Welcome to holiday season, where backsliding into all of your gluttonous desires is not only expected, but sometimes encouraged.

Who hasn’t heard from a cousin, “Oh, you look so good! You can eat that giant piece of cake. I can’t.” Or heard your uncle say, “Here, eat some of these yams drenched in butter and brown sugar. You’ve lost too much weight.”

I’ve fallen victim to holiday peer pressure just like everyone else. I’m visiting my family in Atlanta for Thanksgiving where this year’s head count is topping 30 people (a lot, but not unexpected for this brood). Majority of these people can cook, including yours truly, who is in charge of a coconut cake, pumpkin marble cheesecake, banana pudding and a roasted chicken. I understand this isn’t part of my usual low-fat, low-cal regimen, but it’s the holidays, dammit.

During the summer, it was all smoothies and salads. The food was cool and refreshing. This time of year, the food is warm and comforting. That word “comforting” brings to mind big fluffy blankets and hot chocolate. But getting too comfortable can be dangerous. Just ask your thighs.

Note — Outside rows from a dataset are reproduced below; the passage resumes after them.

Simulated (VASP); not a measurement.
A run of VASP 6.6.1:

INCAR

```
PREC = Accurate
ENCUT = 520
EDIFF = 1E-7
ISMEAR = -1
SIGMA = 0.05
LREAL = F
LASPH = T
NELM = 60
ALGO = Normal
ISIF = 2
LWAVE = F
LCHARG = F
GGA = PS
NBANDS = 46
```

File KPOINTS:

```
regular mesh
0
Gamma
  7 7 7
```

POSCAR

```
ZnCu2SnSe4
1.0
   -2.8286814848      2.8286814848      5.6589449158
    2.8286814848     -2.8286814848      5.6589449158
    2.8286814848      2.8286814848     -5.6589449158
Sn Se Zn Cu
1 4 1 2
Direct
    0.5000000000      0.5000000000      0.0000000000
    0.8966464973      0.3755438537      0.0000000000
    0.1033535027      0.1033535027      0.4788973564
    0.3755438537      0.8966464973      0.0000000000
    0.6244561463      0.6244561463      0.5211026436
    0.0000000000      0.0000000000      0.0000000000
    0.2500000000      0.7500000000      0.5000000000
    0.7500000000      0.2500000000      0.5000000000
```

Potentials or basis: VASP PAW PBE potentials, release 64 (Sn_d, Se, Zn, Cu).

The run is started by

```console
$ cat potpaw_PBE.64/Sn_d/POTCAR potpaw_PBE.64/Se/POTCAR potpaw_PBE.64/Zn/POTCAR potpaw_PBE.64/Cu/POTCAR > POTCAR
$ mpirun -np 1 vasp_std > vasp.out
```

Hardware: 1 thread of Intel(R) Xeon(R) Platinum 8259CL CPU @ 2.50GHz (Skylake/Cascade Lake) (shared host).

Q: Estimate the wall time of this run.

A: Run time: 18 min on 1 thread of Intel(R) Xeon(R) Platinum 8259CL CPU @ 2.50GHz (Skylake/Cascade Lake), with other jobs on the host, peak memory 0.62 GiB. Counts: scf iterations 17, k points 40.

It’s not like I eat like this all year, so I allow myself a few little indulgences. A little slice of pumpkin marble cheesecake here, some of Gram’s peach pie made especially for me there.

The key to balancing all of this is not forgetting what you’ve learned so far. I will eat my turkey and fixin’s (it’s the South), but I’ll also go for a walk afterward. I’ll do as my grandmother does and have a little taste of all the pastries, but I remembered to pack my gym clothes, as well.

If you’ve got the chance, offer a low-fat contribution to the meal. Those greens can be made with smoked turkey and taste just as good. Sweet potatoes are by definition sweet on their own. They don’t need a a pound of brown sugar and butter. Roast some Brussels sprouts or sauté some string beans. And, for God’s sake, don’t drown your food in gravy!

Remember that weight loss takes discipline and hard work. Vacation and the holidays are what we need to give ourselves respite from all of that. Incorporating your new life into your holiday life is the best way to keep it balanced without resorting to your fat-girl pants at the dinner table.

How are you balancing your turkey day?